Talking with Mita Mahato about Short Run, the "perfect model of a festival"

Back in August, I interviewed Short Run Festival cofounder Eroyn Franklin about her decision to step down from leadership of the small press, zine, and comics expo. With this year's Short Run Comix and Arts Festival around the corner — events are happening all week long, with the big show arriving this Saturday — I wanted to interview current Short Run leadership about what to expect at this year's festival and in the years ahead.

Aside from Franklin and Short Run cofounder Kelly Froh, Mita Mahato is probably the local cartoonist most associated with the festival. Mahato, who makes beautiful cut-paper comics that are unlike anything anyone else is doing, has slowly become an indispensable part of Short Run.

We'll be running more interviews with Short Run board members throughout the day, so check back for more previews of the festival this aternoon.

When did you join the Short Run board?

I was brought onto the board back in 2014 when when Kelly and Eroyn applied for nonprofit status for Short Run. I had been exhibiting since the second year of Short Run. For me, coming into the comic scene in Seattle, it was just such an exciting community. There's so much support and so much excitement about everybody's projects and I knew that Short Run was a big part of that.

So when Kelly and Eroyn started talking about making it a fully fledged organization that's largely women-run, that was just really exciting to me. So I became a part of the board and served as secretary. When Eroyn left, Kelly and I talked about whether it made sense for me to move into the role of chair. And that's the role that I've been in this past year.

A few months ago, I did a sort of exit interview with Eroyn about leaving her role at the organization. So could you talk a little bit about what it's been like working on Short Run without her for the first time?

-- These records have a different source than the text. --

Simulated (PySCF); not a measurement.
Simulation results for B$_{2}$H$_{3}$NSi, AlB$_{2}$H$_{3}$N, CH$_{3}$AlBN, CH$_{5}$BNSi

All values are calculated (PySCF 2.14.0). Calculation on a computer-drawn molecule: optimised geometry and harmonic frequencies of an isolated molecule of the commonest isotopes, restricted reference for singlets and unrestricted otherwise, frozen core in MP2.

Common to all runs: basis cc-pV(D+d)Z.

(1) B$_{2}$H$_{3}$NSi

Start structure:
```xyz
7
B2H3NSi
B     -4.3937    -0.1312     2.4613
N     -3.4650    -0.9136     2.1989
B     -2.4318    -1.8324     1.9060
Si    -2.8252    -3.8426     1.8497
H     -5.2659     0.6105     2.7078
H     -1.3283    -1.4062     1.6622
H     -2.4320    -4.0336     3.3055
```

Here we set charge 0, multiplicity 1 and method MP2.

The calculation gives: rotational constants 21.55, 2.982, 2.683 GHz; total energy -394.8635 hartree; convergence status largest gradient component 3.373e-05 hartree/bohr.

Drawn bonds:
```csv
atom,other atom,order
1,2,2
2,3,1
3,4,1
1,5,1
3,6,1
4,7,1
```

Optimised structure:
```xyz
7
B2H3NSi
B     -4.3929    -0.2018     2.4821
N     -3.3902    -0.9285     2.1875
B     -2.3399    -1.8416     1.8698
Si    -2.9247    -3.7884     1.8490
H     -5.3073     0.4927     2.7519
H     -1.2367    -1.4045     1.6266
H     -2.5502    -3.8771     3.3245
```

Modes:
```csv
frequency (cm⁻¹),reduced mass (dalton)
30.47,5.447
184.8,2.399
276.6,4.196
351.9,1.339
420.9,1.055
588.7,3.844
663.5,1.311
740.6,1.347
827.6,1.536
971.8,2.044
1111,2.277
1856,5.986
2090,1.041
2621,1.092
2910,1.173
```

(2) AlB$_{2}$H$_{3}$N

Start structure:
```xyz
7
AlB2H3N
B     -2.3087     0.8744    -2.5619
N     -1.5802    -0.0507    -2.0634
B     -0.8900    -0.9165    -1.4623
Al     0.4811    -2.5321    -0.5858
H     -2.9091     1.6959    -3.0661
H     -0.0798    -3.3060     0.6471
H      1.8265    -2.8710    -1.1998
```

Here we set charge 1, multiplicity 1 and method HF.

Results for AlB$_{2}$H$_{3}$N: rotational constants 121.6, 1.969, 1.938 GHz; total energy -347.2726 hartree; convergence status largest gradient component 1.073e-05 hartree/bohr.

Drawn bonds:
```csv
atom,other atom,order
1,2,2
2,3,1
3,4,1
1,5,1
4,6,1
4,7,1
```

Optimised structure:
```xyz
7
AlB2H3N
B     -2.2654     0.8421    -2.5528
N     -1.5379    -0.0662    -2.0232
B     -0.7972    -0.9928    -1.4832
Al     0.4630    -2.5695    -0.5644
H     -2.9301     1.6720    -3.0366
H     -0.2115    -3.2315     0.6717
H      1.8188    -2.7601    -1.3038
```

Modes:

I think one of the big things is that we collectively decided that we don't want to change. Kelly and Eroyn developed the perfect model for a festival back before it was even an organization in 2011, and so a lot of what we're doing as a board is trying to maintain the vision of that.

We want to keep Short Run a place for voices and perspectives. And when I say "voices and perspectives," I mean in aesthetics as well as personal backgrounds that we don't see in mainstream or widely publicized comics. And so a lot of what we've been doing since Eroyn has left is trying to kind of cultivate that vision, especially as the organization is growing. We have our opportunity to bring in bigger names, but we also want to make sure that we're finding ways for new voices and underrepresented communities to have inroads and a platform at Short Run.

Can you talk a little bit about what you're looking forward to at this year's festival? Bearing in mind, of course, that the exhibitors are all your babies and you love them all equally.

What I'm really excited about is we're sponsoring a teen table at this year's fest. We're going to have teens from Foundry 10 and the Henry Teen Art Collective sharing a table and showcasing their projects. It's such an exciting opportunity to have them share their work with other exhibitors to get some informal mentoring.

And something that I'm really excited about, too, is that it gives the opportunity for the teens and kids who are coming to the show to see that this is something they can do, too. We're trying to expand our education programming and reach out to the next generation of comics- and zine-makers, so we're really excited about the teens being there.

And you specifically are debuting a new book at the festival, right?

I am, which is the main thing that I'm spending my time on today. I conceived of it initially as a sequel to my book, Sea, which I made in 2015 and which was very much about honoring the silence of the seas and trying to get out of the way we communicate as humans by thinking about how whales communicate .

I was, as I think many of us were, deeply affected by the story of the Orca, J50 the Orca baby, and her mother's grieving. I was trying to figure out what my response was to this. And so it's a book similar to Sea but instead of silence it's acknowledging the noise and the undeniable presence of humans when it comes to the oceans. It's called Lullaby and it is one of the saddest things that I've worked on.